Half a year after Karl Lagerfeld's passing, the fashion industry is understandably still working to navigate life without his presence and figure out how to properly honour him. Now, it's the LVMH Group's turn to step up and honour the legend through the LVMH Prize initiative.
After a six-decade career with over half that time spent simultaneously at the helm of Chanel, Fendi, and his namesake brand,Karl set himself apart from just any creative director to become a household name and veritable icon. His longtime labels organized a memorial in June that allowed the fashion world to pay tribute in the Grand Palais (where he routinely showed for Chanel), and with the chapter of saying goodbye closed, top industry figures have now been strategizing ways to honour his legacy moving forward.
In news that wasn't surprising but certainly got people talking, rumour has it the Met will theme its 2020 annual fashion exhibition around Lagerfeld, but now the industry has a concrete update: LVMH will rename its Special Prize for the LVMH Prize initiative to the late designer.
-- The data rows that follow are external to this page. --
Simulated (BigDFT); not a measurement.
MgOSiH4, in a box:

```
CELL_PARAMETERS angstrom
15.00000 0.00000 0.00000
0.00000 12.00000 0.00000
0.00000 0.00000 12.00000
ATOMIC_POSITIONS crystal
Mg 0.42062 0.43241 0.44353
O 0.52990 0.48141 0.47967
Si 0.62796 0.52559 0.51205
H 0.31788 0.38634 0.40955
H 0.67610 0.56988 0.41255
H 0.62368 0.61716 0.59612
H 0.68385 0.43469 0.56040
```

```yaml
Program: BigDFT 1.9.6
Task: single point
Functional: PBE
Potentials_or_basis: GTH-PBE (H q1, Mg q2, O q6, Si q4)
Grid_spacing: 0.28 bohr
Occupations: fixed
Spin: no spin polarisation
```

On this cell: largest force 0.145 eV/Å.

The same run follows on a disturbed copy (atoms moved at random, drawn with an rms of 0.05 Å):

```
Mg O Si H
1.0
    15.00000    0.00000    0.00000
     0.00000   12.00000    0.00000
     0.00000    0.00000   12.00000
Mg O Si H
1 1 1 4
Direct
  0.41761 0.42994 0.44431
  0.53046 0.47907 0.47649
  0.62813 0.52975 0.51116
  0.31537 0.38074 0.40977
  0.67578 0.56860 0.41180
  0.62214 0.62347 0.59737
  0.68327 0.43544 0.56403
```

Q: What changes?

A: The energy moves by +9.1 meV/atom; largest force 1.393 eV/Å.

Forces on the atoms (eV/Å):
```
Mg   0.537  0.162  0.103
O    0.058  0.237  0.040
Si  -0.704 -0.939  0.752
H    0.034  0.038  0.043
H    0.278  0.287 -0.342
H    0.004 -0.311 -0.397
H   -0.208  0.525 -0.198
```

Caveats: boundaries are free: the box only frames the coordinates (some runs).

THE BIRTH OF THE KARL LAGERFELD FASHION PRIZE
The news comes just a week before the contest's sixth edition, and the new name, Karl Lagerfeld Prize, will be in effect beginning to replace the Special Prize when the conglomerate presents the sixth edition of its prizes on 4th September 2019.
And it's a natural progression, as Karl always showed his support for the prize, acting as a judge and making the already prestigious award that much more exciting. Since 2014, designers under 40 have applied in the thousands to compete for the award, and after the contest narrows in shortlist and finalist phases, standout talents receive 300,000 and 150,000 euros (respectively for Grand and Special Prize winners) and a one-year mentorship with LVMH to get expert information on all aspects of running a fashion house.
Grand prize winners like Grace Wales Bonner and Marine Serre have achieved international success with their unique visions, and even finalists have become some of the industry's most exciting names—think Brandon Maxwell, Cecilie Bahnsen, and Virgil Abloh.
The Special Prize (now Karl Lagerfeld Prize) is actually the competition's equivalent to second place, but it equally foreshadows success in fashion, as winners like Shayne Oliver and Simon Porte Jacquemus have made indelible marks on the runway scene.
Now, in addition to the existing acclaim and offerings, whoever wins the Special Prize will get to say they earned the award named for Karl Lagerfeld. That's a major accomplishment for any young designer, and a fitting way to keep the icon present after years of serving on the jury.
When this year's contest ends next week, eight finalists will be awaiting results: Kunihiko Morinaga of Anrealage, Bethany Williams, Emily Adams Bode, Hed Mayner, Kenneth Ize, Spencer Phipps, Stefan Cooke and Jake Burt of Stefan Cooke, and Thebe Magugu. The Grand Prize winner, as well as the inaugural designer to receive the Lagerfeld honour, will certainly have the world's attention as they gain status as top picks of elite jury members like Clare Waight Keller, Nicolas Ghesquière, Marc Jacobs, and Maria Grazia Chiuri.
Three recent graduates will also take home awards, receiving 10,000 euros each as well as year-long placements at LVMH houses. Their recognition is additional proof that fashion keeps evolving as fast as ever, as well as the fact that Rihanna recently launched Fenty under LVMH—the musician and inclusive fashion and beauty entrepreneur is now officially part of an elite circle for these aspiring designers to look up to, and maybe she'll even join the jury one day.
But no matter how quickly trends may change and how many new talents enter the public eye, Lagerfeld's immense legacy remains, now only even more visible through the Special Prize renaming.